The European Union says a Hamas plan to try to make money off EU fuel donations to the Gaza Strip means the suspension of fuel oil deliveries to the territory will continue. Teri Schultz reports from Brussels.
Tens of thousands of Palestinians in the Gaza Strip have been without electricity for days and there is no word on when power might resume.
Gaza's main power plant is dependent on fuel provided by the European Union, which cut off deliveries last Thursday. Officials initially blamed security problems for the cut off, but a European Commission spokeswoman explained Monday that the halt in deliveries is also because Hamas plans to begin taxing electricity.
Since Hamas is considered a terrorist organization by the European Union, the EU will block it from capitalizing on humanitarian aid provided for Gaza residents under what is called the "Temporary Implementation Mechanism" or TIM. Such a tax, says Commission spokeswoman Antonia Mochan, would be unacceptable.
"This would not allow us to continue paying for fuel helping to produce the electricity," she said. "We are ready to resume payment of these fuel deliveries within hours once we have assurances these taxes will not be introduced. Obviously we need to ensure that our aid paid through the TIM fulfills its purposes which is the support to benefit the Gaza population."
Mochan explains that the EU pays about $9 million a month to supply fuel for the plant, an arrangement set up last year. The funds go to an Israeli supplier, which allows the EU to avoid any direct financial dealings with Hamas while providing the aid.
Hamas officials deny there are plans for an electricity tax but there have also been other problems with the delivery of the fuel.
Last Thursday Israel closed the border crossing used to transport the fuel due to security threats. Mochan says, that is also one of the factors under review as the Commission considers a resumption of the fuel aid.

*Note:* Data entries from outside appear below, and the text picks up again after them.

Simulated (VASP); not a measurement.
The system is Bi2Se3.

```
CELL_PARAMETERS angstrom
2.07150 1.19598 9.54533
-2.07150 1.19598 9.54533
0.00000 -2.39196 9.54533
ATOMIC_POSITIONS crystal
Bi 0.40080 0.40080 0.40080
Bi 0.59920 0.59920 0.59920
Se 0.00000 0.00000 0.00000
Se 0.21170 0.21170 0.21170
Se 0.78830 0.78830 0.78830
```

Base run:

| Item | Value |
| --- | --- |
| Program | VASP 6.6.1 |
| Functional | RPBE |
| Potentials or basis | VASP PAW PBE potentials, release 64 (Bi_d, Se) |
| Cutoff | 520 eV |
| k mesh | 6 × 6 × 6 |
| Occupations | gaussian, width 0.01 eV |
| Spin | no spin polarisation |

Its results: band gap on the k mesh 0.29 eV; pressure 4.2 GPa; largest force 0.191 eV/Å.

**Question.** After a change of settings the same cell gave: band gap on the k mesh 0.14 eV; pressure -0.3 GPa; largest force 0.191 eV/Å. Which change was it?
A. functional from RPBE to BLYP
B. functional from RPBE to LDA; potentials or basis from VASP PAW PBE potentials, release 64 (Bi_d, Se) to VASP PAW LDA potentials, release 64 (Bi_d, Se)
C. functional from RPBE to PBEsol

"There were security concerns particularly related to the tense situation at the crossing points and we are assessing the situation to ensure that all the elements are in place to allow a high level of accountability before assuming delivery," she said.
Israel re-opened the border crossing on Sunday, but by that time the EU had decided to hold up the shipments over the tax issue. With no reserves of fuel, the plant has been shut down since Friday.